Earlier this year, Amanda Palmer delivered the performance that her entire career had been building towards. No, it wasn’t her attack on The Daily Mail (but we’ll get to that), and it certainly wasn’t her poem for Dzhokhar Tsarnaev (but we’ll get to that, too) – it was her TED talk.

Palmer’s presentation for the TED (Technology, Entertainment and Design) Conference spanned her life’s work, from her time spent busking as a living statue and sleeping on fans’ couches to her game-changing, record-breaking Kickstarter project for her acclaimed Theatre Is Evil LP. Between TED.com and YouTube, the erstwhile Dresden Doll’s February speech, ‘The Art Of Asking’, has already attracted over four million views and served as a watershed moment in the crowdsourcing debate.

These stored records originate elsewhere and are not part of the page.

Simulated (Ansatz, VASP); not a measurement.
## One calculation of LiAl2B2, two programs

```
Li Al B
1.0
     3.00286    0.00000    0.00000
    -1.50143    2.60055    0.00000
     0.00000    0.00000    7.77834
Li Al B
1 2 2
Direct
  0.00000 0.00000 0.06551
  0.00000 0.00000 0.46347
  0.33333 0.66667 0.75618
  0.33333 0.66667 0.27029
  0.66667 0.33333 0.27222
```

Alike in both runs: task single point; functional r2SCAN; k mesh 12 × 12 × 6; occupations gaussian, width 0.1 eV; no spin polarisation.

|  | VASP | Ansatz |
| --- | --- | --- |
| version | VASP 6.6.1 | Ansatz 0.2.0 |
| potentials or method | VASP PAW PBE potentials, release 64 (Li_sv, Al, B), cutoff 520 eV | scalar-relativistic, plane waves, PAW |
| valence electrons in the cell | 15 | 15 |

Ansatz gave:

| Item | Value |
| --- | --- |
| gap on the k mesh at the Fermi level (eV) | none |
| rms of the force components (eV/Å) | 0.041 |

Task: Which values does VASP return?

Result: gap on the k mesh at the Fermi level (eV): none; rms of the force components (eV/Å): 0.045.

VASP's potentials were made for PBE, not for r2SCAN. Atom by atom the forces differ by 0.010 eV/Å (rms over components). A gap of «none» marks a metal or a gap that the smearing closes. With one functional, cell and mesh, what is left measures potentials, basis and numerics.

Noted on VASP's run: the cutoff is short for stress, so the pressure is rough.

“The big thing that inspired the TED talk,” Palmer says, “was a need to really deeply explain myself after feeling that I’d been heavily misunderstood when I came under fire for crowdsourcing things. In my community, that’s such a natural way of doing stuff, and I was so caught off guard when I was criticised for it.

“I really felt like I was standing up, not just for me, but for all the artists I know who do a lot of crowdsourcing and exchange a lot, creatively, with their fans and their friends. The culture is shifting, especially in America right now, and a lot of artists are coming under fire for how they do things. I felt like it was an important talk to give, to remind people that it really is the artist’s prerogative how they want to interact and exchange with their fans and their friends.”

Followers of Palmer will be aware that when she talks about “coming under fire”, she’s referring to the criticism she received when she attempted to crowdsource “professional-ish horns and strings” musicians to play with her Grand Theft Orchestra last year in return for beers, high fives and free merch. Palmer had raised $1.2 million from 24,883 backers for Theatre Is Evil, but claimed she could not afford the $35,000 to pay these additional musicians.

Legendary producer Steve Albini called Palmer an “idiot” for making the request (he later apologised for using that word, but stood by his sentiment that it was “just plain rude” for Palmer to ask fans to play in her backing band for free). Palmer eventually caved to public pressure and agreed to pay the volunteers; I ask her why she relented and if she regrets not standing her ground.

“It was the easiest way to get back to work,” she counters. “That’s the easiest answer. It wasn’t like I reversed my principles. My principles stayed steady. But with so many people screaming, and with a job to do – this was literally happening during the first few weeks of our tour, while we were driving from show to show and working with these musicians every night – I didn’t really feel like it was the correct time for a political battle. It was time to play music for people.

“What I really did need to do was just shut everybody up and change the agenda back to the tour and away from being at the centre of yet another internet shitstorm. That was the most expedient way of doing it. But it did really suck, because it made the entire tour incredibly awkward with all of these musicians who had just happily volunteered to come up onstage with us and all of a sudden felt like they were under some sort of cultural fire. I felt badly for them that they got stuck in the middle of this stupid situation.”

The crowdsourcing debate wasn’t the only controversy Palmer found herself embroiled in over the past 12 months. She also wrote ‘A Poem For Dzhokhar’, a stream-of-consciousness work that appeared to take a sympathetic view of alleged Boston bomber Dzhokhar Tsarnaev.

“My views about this are probably continually controversial,” she shrugs, “but I think human beings should feel empathy towards everybody. When I say ‘everybody’, I mean absolutely everybody. It doesn’t work if it’s selective. That means young, old, violent, non-violent, black, white, you name it. If we’re selectively empathetic, we’re just not doing it right.”

More recently, Palmer attracted positive press for her skewering of The Daily Mail. The British tabloid wrote a bizarre review of Palmer’s Glastonbury performance that made no mention of her music, focussing instead on a minor “wardrobe malfunction”; in response, Palmer threw off her kimono at her next show and performed a new song, ‘Dear Daily Mail’, entirely nude.

“When I saw that Daily Mail article,” she says, “my first reaction was to laugh. I really thought it was so fucking funny that The Daily Mail thought I would be embarrassed someone could see a quarter centimetre of my nipple. Someone at The Daily Mail obviously didn’t Google my name. I just thought that was so funny, but also so telling about how culture is built, because they’re functioning on a planet where a female artist is fundamentally supposed to be embarrassed by something like that.

“As a female performance artist, nudity is definitely a powerful tool… especially if you use it with humour. That can be a really powerful statement because often, female performance art and nudity gets stuck in a box of ultra serious, highly academic feminist bullshit. Sometimes it’s just really funny to rip your clothes off and do something hilarious.”